The nature of a bank account
Constructive Trusts - Backward Tracing - Banking - Fraud
On 3 August 2015, the Privy Council has helpfully explained the nature of the credits and debits that apply when operating a bank account.
The Privy Council has also confirmed that backward tracing is possible where there are sufficient links between payments that give rise to a constructive trust and the receipt of such funds, even where the payments out of a bank account were made before the bank account had received the funds to which the claimant is entitled.
This is an exception to or an extension of the general rule that the claimant to a tracing claim must be able to identify the money of the purchasers at every stage of the process.
The reason is that "a court should not allow a camouflage of inter-connected transactions to obscure its true vision of the overall purpose and effect. … … … It should not matter if the steps are part of a co-ordinated scheme if a debt appears in a bank account of an intermediary before a reciprocal credit entry". In re Diplock  Ch 465 at 521.
This judgment is about substance and not form or technical arguments. It is rather an extension of the general rule of tracing rather than an exception to it. Where the facts permit, the reality of the position is that the actual date order of credits and debits is not material. In such a case, they are part of the same overall transaction. In that sense, is it really backward tracing at all or perhaps merely a convenient label to apply to the principle.
It is considered that substance should, in this area, properly trump technical formality.
The judgment also provides an analytical statement on the nature of a deposit and the consequences of credits and debits.
On 3 August 2015 the Privy Council on appeal from the Court of Appeal of Jersey gave judgment confirming that backward tracing is possible in certain circumstances, including in the circumstances of this case.
The facts of the case were that the Plaintiff had successfully claimed that two BVI companies were liable as constructive trustees of US$10,500,055 representing bribes that had been received by a former mayor of Sao Paulo.
It was countered that the liability only amounted to US$7.5m on two alternative grounds:
Firstly, that three payments had come in after other payments out and so could not be the subject of tracing and in any case that there was no basis for backwards tracing.
Secondly, that as the account was a mixed account with other money and that the drawing made reduced the balance below the amount which represented the claimant's money, it followed the amount recoverable is limited to the maximum that can be regarded as representing his money (the level of intermediate balance rule).

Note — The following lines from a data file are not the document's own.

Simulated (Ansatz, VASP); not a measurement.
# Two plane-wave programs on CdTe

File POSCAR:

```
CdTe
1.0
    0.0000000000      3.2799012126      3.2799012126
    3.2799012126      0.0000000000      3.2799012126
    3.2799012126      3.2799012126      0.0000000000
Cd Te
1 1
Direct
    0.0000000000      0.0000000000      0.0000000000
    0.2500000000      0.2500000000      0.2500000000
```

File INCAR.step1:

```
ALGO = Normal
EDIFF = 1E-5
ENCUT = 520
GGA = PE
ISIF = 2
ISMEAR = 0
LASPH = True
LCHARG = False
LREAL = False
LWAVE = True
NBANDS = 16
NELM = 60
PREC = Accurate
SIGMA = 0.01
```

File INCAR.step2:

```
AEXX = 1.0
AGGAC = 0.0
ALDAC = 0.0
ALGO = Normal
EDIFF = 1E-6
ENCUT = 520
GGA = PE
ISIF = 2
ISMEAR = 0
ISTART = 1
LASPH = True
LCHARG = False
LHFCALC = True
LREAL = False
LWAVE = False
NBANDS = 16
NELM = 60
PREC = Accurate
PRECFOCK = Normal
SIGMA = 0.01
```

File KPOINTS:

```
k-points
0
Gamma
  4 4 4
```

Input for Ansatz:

The Court of Appeal of Jersey upheld the Royal Court's decision in favour of the plaintiff's arguments. The Privy Council found that the Royal Court and the Court of Appeal of Jersey were justified in concluding that the necessary connection between the bribes and the receipts were proved and particularly on the admitted link between the sums received by the appellants and the particular bank account.
The Privy Council said at paragraph 38:
"The development of increasingly sophisticated and elaborate methods of money laundering, often involving a web of credits and debits between intermediaries, makes it particularly important that a court should not allow a camouflage of interconnected transactions to obscure its vision of their true overall purpose and effect. If the court is satisfied that the various steps are part of a coordinated scheme, it should not matter that, either as a deliberate part of the choreography or possibly because of the incidents of the banking system, a debit appears in the bank account of an intermediary before a reciprocal credit entry. The Board agrees with Sir Richard Scott V-C's observation in Foskett v. McKeown that the availability of equitable remedies ought to depend on the substance of the transaction in question and not upon the strict order in which associated events occur."
In addition, a useful analysis of the nature of banking deposits was taken from Foskett v. McKeown  1 AC 102 HL at 127-128, when Millett L.J. said:
"We speak of money at the bank, and of money passing into and out of a bank account. But of course the account holder has no money at the bank. Money paid into a bank account belongs legally and beneficially to the bank and not to the account holder. The bank gives value for it, and it is accordingly not usually possible to make the money itself the subject of an adverse claim. Instead a claimant normally sues the account holder rather than the bank and lays claim to the proceeds of the money in his hands. These consist of the debt or part of the debt due to him from the bank. We speak of tracing money into and out of the account, but there is no money in the account. There is merely a single debt of an amount equal to the final balance standing to the credit of the account holder. No money passes from paying bank to receiving bank or through the clearing system (where the money flows may be in the opposite direction). There is simply a series of debits and credits which are causally and transactionally linked. We also speak of tracing one asset into another, but this too is inaccurate. The original asset still exists in the hands of the new owner, or it may have become untraceable. The claimant claims the new assets because it was acquired in whole or in part with the original asset. What he traces, therefore, is not the physical asset itself but the value inherent in it."
At paragraph 26 of the Privy Council judgment, the above passage was further explained as follows:
"When Lord Millet speaks of "money paid into a bank account" (which then "belongs legally and beneficially to the bank"), generally what happens, in law, is the extinction of one credit/debit and creation of another credit/debit through the banking system, although a bank may sometimes receive payment of money in specie. So if a customer "pays" a cheque into his account, his bank will present the cheque to the bank on which it is drawn ("the paying bank"), and - provided that the drawer has a credit balance with the paying bank, or a borrowing facility sufficient to cover the amount of the cheque - the paying bank will credit the presenting bank with the amount of the cheque through the banking system, and will debit its customer's account. The presenting bank may already have credited its own customer's account, in anticipation of the cheque being cleared, in which case a legal purist would say that the statement of account is for the moment inaccurate, and it will be corrected by a corresponding debit entry if the cheque is dishonoured (or should turn out to be a forgery)."
These are useful statements giving an analysis of the nature of a bank deposit and the rights that flow from it.